All Melody by Nils FrahmRelease date: January 26, 2018
Label: Erased Tapes
Before recording All Melody, composer Nils Frahm deconstructed and reconstructed a studio in East Germany’s Funkhaus. He fell in love with a space that was formerly used by the GDR communist state for radio broadcasts. As well as renovating the woodwork and refitting the cabling, with the help of some friends he built a pipe organ and mixing desk from scratch. Few albums have benefitted from this much attention to detail prior to recording.
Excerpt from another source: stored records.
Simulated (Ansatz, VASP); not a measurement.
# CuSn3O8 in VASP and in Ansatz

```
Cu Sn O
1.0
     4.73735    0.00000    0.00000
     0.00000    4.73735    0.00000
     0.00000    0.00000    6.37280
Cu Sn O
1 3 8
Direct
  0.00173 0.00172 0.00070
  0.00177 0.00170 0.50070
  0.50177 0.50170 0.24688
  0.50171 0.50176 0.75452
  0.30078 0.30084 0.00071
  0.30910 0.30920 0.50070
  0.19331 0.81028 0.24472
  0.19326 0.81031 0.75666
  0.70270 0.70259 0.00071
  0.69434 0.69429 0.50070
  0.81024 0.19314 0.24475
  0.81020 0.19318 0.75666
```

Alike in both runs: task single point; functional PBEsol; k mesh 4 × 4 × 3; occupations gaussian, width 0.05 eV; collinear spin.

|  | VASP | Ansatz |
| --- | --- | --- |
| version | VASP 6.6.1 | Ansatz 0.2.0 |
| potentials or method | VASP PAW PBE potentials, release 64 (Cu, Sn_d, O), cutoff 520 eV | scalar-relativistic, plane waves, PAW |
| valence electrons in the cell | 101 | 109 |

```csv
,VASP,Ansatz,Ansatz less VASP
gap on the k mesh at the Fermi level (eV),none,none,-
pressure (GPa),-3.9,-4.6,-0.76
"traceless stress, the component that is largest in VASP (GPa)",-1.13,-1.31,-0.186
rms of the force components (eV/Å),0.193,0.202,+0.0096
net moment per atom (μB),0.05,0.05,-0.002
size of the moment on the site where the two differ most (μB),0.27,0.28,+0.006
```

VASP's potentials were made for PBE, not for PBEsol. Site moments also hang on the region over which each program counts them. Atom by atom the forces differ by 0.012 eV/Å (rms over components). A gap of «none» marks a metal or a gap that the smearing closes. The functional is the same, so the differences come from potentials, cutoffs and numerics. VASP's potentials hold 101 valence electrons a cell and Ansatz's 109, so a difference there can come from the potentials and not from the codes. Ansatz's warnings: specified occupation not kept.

These efforts were not wasted. Listening to All Melody (Frahm’s tenth solo album) is an involved process. You become acquainted with the audible characteristics of the room it was recorded in. Musical staples such as reverb are revitalised by Frahm who opts to use Funkhaus’ original reverb chambers rather than falling back on commonplace digital methods.
Frahm’s songs act as landscapes, he gives you plenty of time to explore and take in each one but they require your full attention. This is not background music, it’s too surprising and distracting to enable you to focus on something else. Every now and then All Melody lands on a deliberately jarring or counter-intuitive element to grab the attention of any listeners who have been pulled into hypnosis, such as the ooo-ing vocals on ‘A Place’ or the trumpet on ‘Fundamental Values’.
‘Sunson’ has an outstanding mixture of unusual organic sounds. Frahm’s distinctive pipe organ takes the role of a drum machine alongside smart digital programming, which would be a sin if it wasn’t so apt. ‘A Place’ is light on melody, its main purpose seems to be driving the arpeggiators into obscure, percussive spaces, creating strange meeting points between digital and analogue sounds. ‘My Friend the Forest’ has an irresistible piano melody, each time it leaves his fingers, he masterfully puts a slightly different emphasis on particular notes.
This is not easy record to label. Some tracks embrace minimal electronica, others use solely acoustic instrumentation. Centrepiece songs ‘All Melody’ and ‘Kaleidoscope’ are so energetic that it can’t fall under the bracket of ambient music either. You can only fully appreciate what kind of album this is through digesting it’s full 74 minute running time.